Some of these are just global variable of course.

Using custom loss functions

Using your own loss function comes down to implementing it following the above protocol and working on Theano variables. We can thus define the sum of squares loss ourself as follows:

def squared(target, output):
    d = target - output
    return (d**2).sum()

We can also use more complicated loss functions. The Huber loss for example is a mix of the absolute error and the squared error, depending on the size of the error. It depends on an additional threshold parameter and is defined as follow:

\[\begin{split}L_\delta (a) & = & \frac{a^2}{2} \qquad \qquad & \text{if } |a| \le \delta , \\ L_\delta (a) & = & \delta (|a| - \frac{\delta}{2} ), \qquad &\text{else}.\end{split}\]

We can implement this as follows:

import theano.tensor as T
delta = 0.1
def huber(target, output):
    d = target - output
    a = .5 * d**2
    b = delta * (abs(d) - delta / 2.)
    l = T.switch(abs(d) <= delta, a, b)
    return l.sum()

Unfortunately, we will have to set a global variable for this. The most elegant solution is to use a function template:

import theano.tensor as T
def make_huber(delta):
    def inner(target, output):
        d = target - output
        a = .5 * d**2
        b = delta * (abs(d) - delta / 2.)
        l = T.switch(abs(d) <= delta, a, b)
        return l.sum()
    return inner

my_huber = make_huber(0.1)

This way we can create wild loss functions.

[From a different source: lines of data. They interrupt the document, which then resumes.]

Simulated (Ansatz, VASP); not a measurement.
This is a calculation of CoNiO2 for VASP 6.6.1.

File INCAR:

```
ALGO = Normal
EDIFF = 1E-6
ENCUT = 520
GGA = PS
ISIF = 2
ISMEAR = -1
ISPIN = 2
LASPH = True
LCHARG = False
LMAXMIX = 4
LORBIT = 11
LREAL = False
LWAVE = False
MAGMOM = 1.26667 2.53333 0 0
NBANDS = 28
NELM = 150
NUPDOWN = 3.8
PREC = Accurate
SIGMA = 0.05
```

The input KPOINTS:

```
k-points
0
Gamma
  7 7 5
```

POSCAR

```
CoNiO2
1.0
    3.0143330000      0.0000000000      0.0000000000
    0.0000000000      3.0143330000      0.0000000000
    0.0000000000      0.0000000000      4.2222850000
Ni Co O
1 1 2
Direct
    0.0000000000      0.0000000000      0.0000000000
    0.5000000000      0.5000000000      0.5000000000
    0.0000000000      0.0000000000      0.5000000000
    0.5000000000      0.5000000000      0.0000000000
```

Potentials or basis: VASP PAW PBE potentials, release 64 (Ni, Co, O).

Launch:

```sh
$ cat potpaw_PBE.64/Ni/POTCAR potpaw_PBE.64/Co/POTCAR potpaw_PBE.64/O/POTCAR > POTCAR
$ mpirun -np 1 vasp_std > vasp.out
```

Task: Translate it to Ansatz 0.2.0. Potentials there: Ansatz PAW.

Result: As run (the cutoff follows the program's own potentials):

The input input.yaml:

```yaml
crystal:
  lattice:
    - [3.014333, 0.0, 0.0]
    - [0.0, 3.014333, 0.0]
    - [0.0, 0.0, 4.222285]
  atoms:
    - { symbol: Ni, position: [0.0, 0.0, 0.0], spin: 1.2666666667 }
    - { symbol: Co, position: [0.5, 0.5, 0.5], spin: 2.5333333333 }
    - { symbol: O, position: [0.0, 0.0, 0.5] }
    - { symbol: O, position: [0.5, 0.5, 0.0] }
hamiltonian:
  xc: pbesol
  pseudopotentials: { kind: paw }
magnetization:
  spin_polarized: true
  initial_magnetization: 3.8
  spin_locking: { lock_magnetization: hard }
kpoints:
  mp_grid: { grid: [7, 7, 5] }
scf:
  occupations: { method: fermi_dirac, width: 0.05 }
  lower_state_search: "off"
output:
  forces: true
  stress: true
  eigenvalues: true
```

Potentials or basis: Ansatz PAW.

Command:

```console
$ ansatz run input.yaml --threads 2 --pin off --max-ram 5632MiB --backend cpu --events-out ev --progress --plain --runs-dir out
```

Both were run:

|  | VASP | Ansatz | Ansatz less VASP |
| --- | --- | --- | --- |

Using norms and transfer functions

The story is similar when using norms and loss functions. In the former case, the module of interest is breze.arch.component.norm. The protocol is that a single argument, a Theano variable, is given. The result is expected to be a Theano variable of the same shape. This is also the case for transfer functions, except that the module in question is breze.arch.component.transfer.